FMA instructions performance AVX2 and AVX512

perera__niranda · ‎03-08-2019

Hi,

I am working on FMA instructions on AVX2 and AVX512. While going through the documentation I found out that the semantics are slightly different.

Considering FMADD231 for doubles

in AVX2,
- VFMADD231PD ymm0, ymm1, ymm2/m256 where it accepts 32B(256b) aligned memory location.
BUT in AVX512
- VFMADD231PD zmm0 {k1}{z}, zmm1, zmm2/m512/m64bcst{er} it accepts both 64B(512b) aligned memory location as well as 8B(64b) aligned memory location.

I was with the impression that this memory alignment specification was enforced as a performance measure. But in AVX512 this restriction is relaxed! I was wondering if there would be a performance difference between m512 and m64bcst?

Look forward to your opinion. Thank you in advance.

Best

McCalpinJohn · ‎03-08-2019

AVX2 instructions do not require naturally aligned memory references -- that was an SSE restriction. Some/most processors have a performance penalty for unaligned memory references -- especially for loads that cross cache line boundaries and (even bigger) for loads that cross 4KiB page boundaries. The compiler makes an effort to avoid unaligned loads for some target architectures, but this has not been a big performance issue since Sandy Bridge.

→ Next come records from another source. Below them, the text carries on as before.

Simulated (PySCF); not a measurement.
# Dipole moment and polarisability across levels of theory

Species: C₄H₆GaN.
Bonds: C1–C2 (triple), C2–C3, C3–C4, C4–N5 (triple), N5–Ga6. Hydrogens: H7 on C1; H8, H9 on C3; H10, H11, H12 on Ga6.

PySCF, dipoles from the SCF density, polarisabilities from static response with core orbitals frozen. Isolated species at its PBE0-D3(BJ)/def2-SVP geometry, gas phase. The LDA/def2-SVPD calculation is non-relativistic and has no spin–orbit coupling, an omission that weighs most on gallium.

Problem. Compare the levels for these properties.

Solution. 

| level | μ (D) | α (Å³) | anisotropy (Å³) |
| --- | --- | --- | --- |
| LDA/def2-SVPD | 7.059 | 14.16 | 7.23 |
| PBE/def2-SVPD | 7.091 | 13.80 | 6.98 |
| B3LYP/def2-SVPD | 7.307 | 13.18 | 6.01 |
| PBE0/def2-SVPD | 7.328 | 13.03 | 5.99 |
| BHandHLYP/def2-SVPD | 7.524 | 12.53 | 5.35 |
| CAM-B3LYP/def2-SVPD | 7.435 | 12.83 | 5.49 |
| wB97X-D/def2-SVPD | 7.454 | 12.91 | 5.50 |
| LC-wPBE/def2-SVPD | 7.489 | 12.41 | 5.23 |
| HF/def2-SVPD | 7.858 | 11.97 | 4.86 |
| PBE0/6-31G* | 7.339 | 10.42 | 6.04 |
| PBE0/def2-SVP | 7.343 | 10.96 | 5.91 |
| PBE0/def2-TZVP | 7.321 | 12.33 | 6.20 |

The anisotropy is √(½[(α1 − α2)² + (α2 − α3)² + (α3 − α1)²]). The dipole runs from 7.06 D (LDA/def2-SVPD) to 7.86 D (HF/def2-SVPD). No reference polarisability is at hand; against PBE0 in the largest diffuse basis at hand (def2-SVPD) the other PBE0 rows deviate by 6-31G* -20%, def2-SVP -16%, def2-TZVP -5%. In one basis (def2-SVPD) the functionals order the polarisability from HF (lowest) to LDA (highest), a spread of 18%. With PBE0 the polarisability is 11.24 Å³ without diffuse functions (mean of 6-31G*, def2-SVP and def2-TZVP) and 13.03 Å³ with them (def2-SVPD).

The description of the VFMADD*PD instruction in Volume 2 of the Intel Architectures SW Developer's Guide lists the exceptions types as "Exceptions Type 2" for VEX-encoded instructions (AVX), and "Exceptions Type E2" for EVEX-encoded instructions (AVX-512). The only alignment-related exceptions in the table of "Type 2" exceptions are for "Legacy SSE" instructions. For "Type E2" exceptions, the only alignment exception possible requires both enabling alignment checking and using the broadcast function on an unaligned 8-Byte memory operand.